The Search for Style in the history of architecture
Architectural form combines both instrument and emblem in the history of architecture. Its instrumental role is that of allowing certain human action to take place within it, which the building will either encourage or limit in specific ways. Its emblematic aspect is the way in which the building’s imagery and quality of surface and space enhance these activities and make them memorable. Great architecture usually holds these two elements in an integrated balance.
As the 19th century progressed, the emblematic side of architecture became diffused. It was under threat from both the new technological building world which ascribed little importance to it and from an accompanying loss of faith in the need for “one true style”. Lightly adopted styles were used with considerable abandon, often only reflecting a weak association of ideas, such as “Classical” for learning or “Gothic” for religion. Many were troubled by this and fine architects felt hopelessly lost. “In what style should we build?” moaned one German, and the question summed up the dilemma. In England, A. W. N. Pugin and then John Ruskin argued for true principles in design and moral rules for honest building. Their exemplar was medieval ecclesiastical society and its buildings; true Gothic, they believed, would be an appropriate reflection of an honest modern society. But this approach to design, in which it was treated as a moral issue (an attitude which reappeared later in Modernism) could not ultimately prevail, and the so-called Battle of the Styles continued to be fought.
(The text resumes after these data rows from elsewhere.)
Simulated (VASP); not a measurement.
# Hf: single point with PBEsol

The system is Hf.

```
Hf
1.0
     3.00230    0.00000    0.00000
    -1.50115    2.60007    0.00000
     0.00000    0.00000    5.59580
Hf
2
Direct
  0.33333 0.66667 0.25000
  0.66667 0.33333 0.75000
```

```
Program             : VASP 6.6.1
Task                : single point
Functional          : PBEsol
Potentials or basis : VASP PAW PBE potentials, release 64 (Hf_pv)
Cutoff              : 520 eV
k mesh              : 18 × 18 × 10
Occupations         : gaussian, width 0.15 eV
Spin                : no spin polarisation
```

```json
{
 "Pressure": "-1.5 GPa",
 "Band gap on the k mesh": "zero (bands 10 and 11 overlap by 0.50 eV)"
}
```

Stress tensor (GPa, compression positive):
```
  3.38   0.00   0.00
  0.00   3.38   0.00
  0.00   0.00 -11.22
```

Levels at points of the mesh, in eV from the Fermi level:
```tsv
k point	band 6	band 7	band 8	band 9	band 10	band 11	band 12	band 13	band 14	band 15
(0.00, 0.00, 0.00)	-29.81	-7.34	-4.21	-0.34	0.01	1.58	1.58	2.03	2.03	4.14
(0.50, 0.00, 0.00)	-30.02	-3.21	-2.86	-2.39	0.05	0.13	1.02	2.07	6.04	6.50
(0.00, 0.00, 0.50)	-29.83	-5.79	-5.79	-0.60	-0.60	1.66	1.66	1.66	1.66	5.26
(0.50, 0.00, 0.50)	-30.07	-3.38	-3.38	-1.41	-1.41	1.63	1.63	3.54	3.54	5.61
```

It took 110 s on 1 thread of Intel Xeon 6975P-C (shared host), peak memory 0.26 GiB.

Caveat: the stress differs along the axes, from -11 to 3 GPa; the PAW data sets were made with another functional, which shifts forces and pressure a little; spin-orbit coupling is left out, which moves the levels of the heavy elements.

The engineering exploitation of new situations, however, was self-confident enough to ignore any concern for cultural reference. The completely new forms, such as stations, exhibition halls, exchanges and arcades, which were unprecedented in spatial terms as well as rich in constructional ideas, were virtually drained of architecture’s traditional emblematic role. More importantly, they were usually also rather crude as instruments.
Architects, on the other hand, sometimes designed a brilliant instrument, but went too far with the emblematic content. Charles Garnier’s Opera in Paris, for example, is a magnificent and complex articulation of a difficult requirement, but the building’s lavish ornament is at odds with its precisely articulated form.
This looseness of emblem which decorated so much 19th-century architecture is seen both in the fashion for the exotic styles brought back from the colonies and in the exported imperial culture. Through the century Britain built in Bombay an “Ionic” mint (1829), a “Doric and Corinthian” town hall (1825-33), “Early English” high courts, a “Renaissance” telegraph office, a “Venetian gothic” secretariat (1874), a “15th-century French decorated” university hall and finally a “14th-century Flanders” library designed by Scott. Meaningless fancy-dress, it was particularly tasteless, given India’s own ancient cultural heritage.